Despite growing up in Greece's "Golden Age" of liberalism and democracy, Socrates was not a democrat. Influencing young men with his idea that people needed direction from wise men rather than self-government, was likely perceived as a threat to the cherished Athenian republic. Socrates likened himself to a gadfly stinging the "lazy horse" of Athens and did this with zeal, believing his God-assigned purpose was to expose false wisdom as ignorance. Awareness of one's ignorance was a key first step towards true wisdom or virtue, he declared, emphasising that although he, too, was ignorant, he knew it. And that, he argued, was the reason the oracle of Delphi proclaimed "there was no man wiser than Socrates". Little wonder, then, that egos were pricked and enemies made.

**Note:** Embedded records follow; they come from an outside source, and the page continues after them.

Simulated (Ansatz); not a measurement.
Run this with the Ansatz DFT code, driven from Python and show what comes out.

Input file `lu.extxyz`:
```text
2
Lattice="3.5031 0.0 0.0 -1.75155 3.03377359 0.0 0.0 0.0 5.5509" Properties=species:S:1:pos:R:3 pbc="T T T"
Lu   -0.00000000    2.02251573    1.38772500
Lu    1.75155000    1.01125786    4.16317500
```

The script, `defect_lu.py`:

Socrates did not record any of his work, and it was left to some of his young disciples - Plato, being the most famous - to give an account of their master's dialogues with Athenians from all walks of life. The Trial and Death of Socrates is a collection of four such dialogues - Euthyphron, Apology, Crito and Phaedo - covering the period from just before Socrates' trial through his last few days in prison, to his courageous death. The reader makes contact with the Socratic method of debate known as elenchus - an unwavering and incisive form of cross-examination that involved a series of questions and answers. For Socrates, definitions and rational, syllogistic argument were key tools in discussing and dissecting subjects such as piety, virtue, the immortality of the soul and the difference between right and wrong.
A misfit in his time, Socrates was arguably the world's first martyr for free speech, and one that passed on an enduring legacy of questioning societal norms.